Wednesday, September 18, 2019

A World Without Memory


A religious sister who writes a weekly column in the Peace Weekly tells the readers about her experience a few days previous, teaching a class of middle school children about the spirituality of the young. They were all happy to see her and listened with great curiosity and attention. They seemed to be concentrating on her talk and nodding their heads to the sister's words. She was very happy with the presentation and gave the students an activity assignment at the end.

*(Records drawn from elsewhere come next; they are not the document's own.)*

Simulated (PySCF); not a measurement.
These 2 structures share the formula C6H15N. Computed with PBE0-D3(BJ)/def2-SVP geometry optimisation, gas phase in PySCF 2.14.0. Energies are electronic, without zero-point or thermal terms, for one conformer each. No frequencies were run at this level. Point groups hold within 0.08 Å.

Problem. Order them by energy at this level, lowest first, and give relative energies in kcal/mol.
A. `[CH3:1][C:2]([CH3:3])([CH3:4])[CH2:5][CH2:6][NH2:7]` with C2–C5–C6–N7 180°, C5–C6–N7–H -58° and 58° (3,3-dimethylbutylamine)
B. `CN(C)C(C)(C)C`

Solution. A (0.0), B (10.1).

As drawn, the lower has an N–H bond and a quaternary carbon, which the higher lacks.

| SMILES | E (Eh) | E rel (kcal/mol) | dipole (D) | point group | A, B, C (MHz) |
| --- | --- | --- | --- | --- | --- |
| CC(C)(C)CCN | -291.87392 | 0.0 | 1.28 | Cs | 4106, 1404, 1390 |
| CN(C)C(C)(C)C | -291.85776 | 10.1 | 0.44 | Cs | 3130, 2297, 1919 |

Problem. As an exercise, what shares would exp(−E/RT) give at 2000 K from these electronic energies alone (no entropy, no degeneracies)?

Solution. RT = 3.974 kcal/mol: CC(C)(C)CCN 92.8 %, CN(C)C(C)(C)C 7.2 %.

The problem appeared after the talk. When the group instructors asked, "What did you learn?" "What activity did you receive?" They had a blank stare on their faces and to questions, understood little of what the sister said. Another Sister, who accompanied her, found the response of the students weird for the students seemed to be following the talk, asked good questions and worked hard at the activity. What in the world happened? One person said: "There was no test to follow no reason to remember." "Aha," the group nodded.

This is sad but the reality. The gap between meaning and meaningless is enormous, the difference in doing something with meaning and without meaning has tremendous consequences. Neuroscientists say that seeing things without meaning activates only part of the occipital lobe responsible for vision. The memory does not work at all. But when you listen, see, and read something with meaning, your brain opens up new pathways and doubles or triples your brain's neuronal activity, extending one's memory.
 

They answered wisely in class and worked on their workbooks, but they couldn't extract anything from their memories. No, rather nothing even entered their memories.  At that moment they are understanding just by feeling. No reward was expected, nor was any test envisioned, the talk was for the moment. But if you think about it, is that not true of all of us? She listens to many sermons at Mass and some are very good but she remembers very little of what was said. Memory of the priest's expressions, gestures and, a good feeling from hearing the sermon remain but later looking back at what was said it was bottom-side up.

She remembers William Stafford's verse, "I closed my book, and I left my head in the book." One may read a book very zealously, enjoy the book but little will remain unless the information is translated into meaning.

Moreover, in the screen world in which we have entered, when you ask 'what is it?' the hand is quickly on the smartphone. No need to think or remember, your smartphone will take care of it for you. We are leaving our heads in the computer.

Without memory, there is no past or present. "I have a memory of the past, so I have a present, and I am conscious of my existence." But her memory capacity is getting smaller and she is somewhat nervous. A distracting media environment makes continuous attentiveness to what we are doing difficult. Nothing is remembered by itself. More urgent than ever to process interpreting what we read, see and hear trying to perceive and recognize its meaning to us and others.

How much do we remember from the experiences of today, what we have heard and read today? It would be very painful knowing that the temporary memory system is all that is operative like our middle school children.